Teachers and other Newton County School System (NCSS) employees can expect a salary raise for next year, the first since the 2008-2009 school year.
The Newton County Board of Education adopted a tentative budget for next school year at its May 13 work session and now must review the proposed $163.4 million budget before a vote to approve it on June 3.
The budget, which has a beginning balance of $18,838,219 — 9.78 percent less than last year’s beginning fund balance — was presented by Peggy Bullard, NCSS business manager, who reviewed the different options of givebacks employees may receive. NCSS Superintendent Samantha Fuhrey and Bullard recommended the board adopt the third (Chart C) of four options, giving teachers and employees a two percent salary schedule increase, removing one furlough day and giving step increases.
Bullard initially discussed the four salary and benefits options at a May 5 meeting, where 12.5 additional positions were also requested.
State revenues are expected to increase by $6.5 million, and local revenues are expected to increase by $1.2 million, totaling $144.5 million in incoming funding. A three percent increase in the local tax digest is also expected, with the millage rate staying steady at 20.
Chart C received a 4-1 vote on Tuesday, which was motioned by Abigail Coggin and opposed by Eddie Johnson. Johnson made a motion to approve Chart B, which is the most “aggressive” option.
Chart C is “more aggressive, but not the most aggressive,” Fuhrey said.
If the tentative budget with Chart C is approved in June, the ending fund balance is expected to be $18.3 million at the end of the 2015 school year.
The first option, initially presented on May 5 as the most conservative option, would give employees a one percent salary schedule increase and take away one furlough day, leaving the ending fund balance at $19.3 million.
Chart B, the option with the most givebacks, would give a two percent salary schedule increase and two furlough days back, ending the fund balance at $17.9 million.

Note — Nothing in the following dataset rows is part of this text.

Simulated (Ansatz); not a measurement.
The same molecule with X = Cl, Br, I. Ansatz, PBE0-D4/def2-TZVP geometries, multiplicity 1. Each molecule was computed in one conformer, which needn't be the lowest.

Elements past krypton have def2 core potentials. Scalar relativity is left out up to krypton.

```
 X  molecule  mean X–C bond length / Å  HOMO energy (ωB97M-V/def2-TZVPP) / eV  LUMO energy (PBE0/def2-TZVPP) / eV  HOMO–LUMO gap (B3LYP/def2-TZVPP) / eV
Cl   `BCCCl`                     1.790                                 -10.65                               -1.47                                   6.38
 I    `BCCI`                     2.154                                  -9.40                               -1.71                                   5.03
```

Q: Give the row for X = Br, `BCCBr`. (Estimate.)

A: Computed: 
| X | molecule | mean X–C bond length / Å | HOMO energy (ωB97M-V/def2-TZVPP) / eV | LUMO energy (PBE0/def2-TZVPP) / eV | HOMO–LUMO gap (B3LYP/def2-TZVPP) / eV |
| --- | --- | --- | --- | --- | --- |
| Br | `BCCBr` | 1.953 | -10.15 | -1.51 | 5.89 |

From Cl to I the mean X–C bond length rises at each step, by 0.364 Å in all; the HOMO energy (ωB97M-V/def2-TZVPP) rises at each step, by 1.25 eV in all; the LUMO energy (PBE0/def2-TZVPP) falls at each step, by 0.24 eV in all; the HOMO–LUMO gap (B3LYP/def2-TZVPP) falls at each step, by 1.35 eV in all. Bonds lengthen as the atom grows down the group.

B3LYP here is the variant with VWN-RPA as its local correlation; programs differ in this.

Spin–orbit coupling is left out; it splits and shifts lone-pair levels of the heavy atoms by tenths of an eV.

Chart D, another middle-ground option, would have an ending fund balance of $18.8 million by giving a one percent salary schedule increase and one additional work day.
All options include step increases for eligible employees. Some employees, such as bus drivers and food service personnel, have already been given back all furlough days — six originally, with four remaining during the 2014 school year — and will not be affected by this area of the budget.
Final approval of the 2014-2015 budget will be voted on during the board’s June meeting to take effect in July.